I have the following code:
ArrayList<Attribute> attributes = new ArrayList<>()
attributes.add(new Attribute("tweet", true))
ArrayList<String> theLines = new ArrayList<>()
File cleanestTweets = new File("cleanestTweets.txt")
File savedResults = new File("savedResults.arff")
Instances instances
try {
Scanner console = new Scanner(cleanestTweets)
while (console.hasNextLine()) {
String line = console.nextLine()
theLines.add(theLine)
}
Instance ins = new DenseInstance(1)
instances = new Instances("TwitterData", attributes, theLines.size())
theLines.each { it ->
ins.setValue(attributes[0], it)
instances.add(ins)
}
StringToWordVector filter = new StringToWordVector()
filter.setInputFormat(instances)
filter.setOutputWordCounts(true)
filter.setTFTransform(true)
filter.setDictionaryFileToSaveTo(savedResults)
filter.getDictionaryFileToSaveTo()
} catch (IOException e) {
}
The code which creates the instances works fine. I am then trying to create a TDM and write this out to the savedResults.txt. When running the code, there is nothing being written to the savedResults.txt. I'm not entirely sure why. I've read the documentation but it doesn't mention anything.
StringToWordVector filter = new StringToWordVector()
filter.setInputFormat(instances)
filter.setDictionaryFileToSaveTo(savedResults)
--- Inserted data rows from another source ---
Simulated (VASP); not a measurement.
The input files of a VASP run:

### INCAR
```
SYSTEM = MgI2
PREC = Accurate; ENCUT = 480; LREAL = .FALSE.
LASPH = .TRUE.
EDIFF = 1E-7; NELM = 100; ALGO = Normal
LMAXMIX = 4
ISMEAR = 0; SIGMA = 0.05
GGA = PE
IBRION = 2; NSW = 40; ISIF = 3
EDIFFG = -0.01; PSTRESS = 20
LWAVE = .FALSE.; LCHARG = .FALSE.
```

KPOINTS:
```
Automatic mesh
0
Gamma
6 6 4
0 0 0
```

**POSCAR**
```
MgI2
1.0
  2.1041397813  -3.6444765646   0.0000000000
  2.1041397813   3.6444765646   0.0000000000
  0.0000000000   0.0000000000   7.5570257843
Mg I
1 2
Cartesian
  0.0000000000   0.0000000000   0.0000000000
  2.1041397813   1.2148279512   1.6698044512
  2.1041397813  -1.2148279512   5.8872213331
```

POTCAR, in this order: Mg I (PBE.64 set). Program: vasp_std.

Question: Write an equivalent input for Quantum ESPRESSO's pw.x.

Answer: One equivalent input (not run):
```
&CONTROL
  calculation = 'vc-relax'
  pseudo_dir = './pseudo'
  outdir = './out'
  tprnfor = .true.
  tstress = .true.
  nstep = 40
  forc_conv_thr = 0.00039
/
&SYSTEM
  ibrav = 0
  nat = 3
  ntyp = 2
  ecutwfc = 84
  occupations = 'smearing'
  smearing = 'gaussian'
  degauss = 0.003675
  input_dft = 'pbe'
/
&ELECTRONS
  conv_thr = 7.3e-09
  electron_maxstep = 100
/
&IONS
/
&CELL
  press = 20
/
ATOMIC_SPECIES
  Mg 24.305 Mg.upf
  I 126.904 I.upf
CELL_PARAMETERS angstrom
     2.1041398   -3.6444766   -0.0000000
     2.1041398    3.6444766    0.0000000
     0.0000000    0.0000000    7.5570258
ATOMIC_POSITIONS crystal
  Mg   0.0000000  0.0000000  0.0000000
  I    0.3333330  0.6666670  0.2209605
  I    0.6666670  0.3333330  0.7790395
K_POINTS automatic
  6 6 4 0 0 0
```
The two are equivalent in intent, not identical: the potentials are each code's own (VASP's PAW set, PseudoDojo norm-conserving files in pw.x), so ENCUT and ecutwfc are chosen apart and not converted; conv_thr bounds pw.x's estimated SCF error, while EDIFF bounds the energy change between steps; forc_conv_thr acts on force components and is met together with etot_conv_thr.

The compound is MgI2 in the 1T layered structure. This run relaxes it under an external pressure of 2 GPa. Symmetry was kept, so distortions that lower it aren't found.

filter.setOutputWordCounts(true)
filter.setTFTransform(true)
Instances dataFiltered = weka.filters.Filter.useFilter(instances, filter)
This does write out the words and their occurrences into the file. Looks like you have to create new Instances and explicitly state to use the filter. I used this question to come to this conclusion.